7.0 KiB
Runtime Linkage Verification - Operational Runbook
Audience: Platform operators, SREs, security engineers Related: Runtime Linkage Guide, Function Map V1 Contract
Overview
This runbook covers production deployment and operation of the runtime linkage verification system. The system uses eBPF probes to observe function calls and verifies them against declared function maps.
Prerequisites
- Linux kernel 5.8+ (for eBPF CO-RE support)
CAP_BPFandCAP_PERFMONcapabilities for the runtime agent- BTF (BPF Type Format) enabled in kernel config
- Stella runtime agent deployed as a DaemonSet or sidecar
Deployment
Runtime Agent Configuration
The Stella runtime agent (stella-runtime-agent) attaches eBPF probes based on function map predicates. Configuration via environment or YAML:
runtime_agent:
observation_store:
type: "memory" # or "postgres", "valkey"
retention_hours: 72
max_batch_size: 1000
probes:
max_concurrent: 256
attach_timeout_ms: 5000
default_types: ["uprobe", "kprobe"]
export:
format: "ndjson"
flush_interval_ms: 5000
output_path: "/var/stella/observations/"
Probe Selection Guidance
| Category | Probe Type | Use Case |
|---|---|---|
| Crypto functions | uprobe |
OpenSSL/BoringSSL/libsodium calls |
| Network I/O | kprobe |
connect/sendto/recvfrom syscalls |
| Auth flows | uprobe |
PAM/LDAP/OAuth library calls |
| File access | kprobe |
open/read/write on sensitive paths |
| TLS handshake | uprobe |
SSL_do_handshake, TLS negotiation |
Prioritization:
- Start with crypto and auth paths (highest security relevance)
- Add network I/O for service mesh verification
- Expand to file access for compliance requirements
Resource Overhead
Expected overhead per probe:
- CPU: ~0.1-0.5% per active uprobe (per-call overhead ~100ns)

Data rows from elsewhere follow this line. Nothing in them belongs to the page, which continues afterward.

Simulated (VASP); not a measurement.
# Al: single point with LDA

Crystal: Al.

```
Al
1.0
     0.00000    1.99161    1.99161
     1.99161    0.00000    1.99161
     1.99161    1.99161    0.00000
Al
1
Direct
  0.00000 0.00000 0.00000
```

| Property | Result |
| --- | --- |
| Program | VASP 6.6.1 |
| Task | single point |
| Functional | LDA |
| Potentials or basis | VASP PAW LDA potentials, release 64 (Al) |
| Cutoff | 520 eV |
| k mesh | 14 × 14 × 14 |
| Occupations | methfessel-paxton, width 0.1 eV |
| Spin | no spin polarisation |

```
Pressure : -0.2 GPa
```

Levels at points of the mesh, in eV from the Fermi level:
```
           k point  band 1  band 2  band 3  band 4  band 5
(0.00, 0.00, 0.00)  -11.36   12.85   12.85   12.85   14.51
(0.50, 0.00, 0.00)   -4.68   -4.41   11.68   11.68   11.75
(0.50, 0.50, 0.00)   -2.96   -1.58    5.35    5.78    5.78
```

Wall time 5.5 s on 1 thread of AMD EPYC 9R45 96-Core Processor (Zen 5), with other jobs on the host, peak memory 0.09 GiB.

- Memory: ~2KB per attached probe + observation buffer
- Disk: ~100 bytes per observation record (NDJSON)
Recommended limits:
- Max 256 concurrent probes per node
- Observation buffer: 64MB
- Flush interval: 5 seconds
- Retention: 72 hours (configurable)
Operations
Generating Function Maps
Run generation as part of CI/CD pipeline after SBOM generation:
# In CI after SBOM generation
stella function-map generate \
--sbom ${BUILD_DIR}/sbom.cdx.json \
--service ${SERVICE_NAME} \
--hot-functions "crypto/*" --hot-functions "net/*" --hot-functions "auth/*" \
--min-rate 0.95 \
--window 1800 \
--build-id ${CI_BUILD_ID} \
--output ${BUILD_DIR}/function-map.json
Store the function map alongside the container image (OCI referrer or artifact registry).
Continuous Verification
Set up periodic verification (cron or controller loop):
# Every 30 minutes, verify the last hour of observations
stella function-map verify \
--function-map /etc/stella/function-map.json \
--from "$(date -d '1 hour ago' -Iseconds)" \
--to "$(date -Iseconds)" \
--format json --output /var/stella/verification/latest.json
Monitoring
Key metrics to alert on:
| Metric | Threshold | Action |
|---|---|---|
observation_rate |
< 0.80 | Warning: coverage dropping |
observation_rate |
< 0.50 | Critical: significant coverage loss |
unexpected_symbols_count |
> 0 | Investigate: undeclared functions executing |
probe_attach_failures |
> 5% | Warning: probe attachment issues |
observation_buffer_full |
true | Critical: observations being dropped |
Alert Configuration
alerts:
- name: "function-map-coverage-low"
condition: observation_rate < 0.80
severity: warning
description: "Function map coverage below 80% for {service}"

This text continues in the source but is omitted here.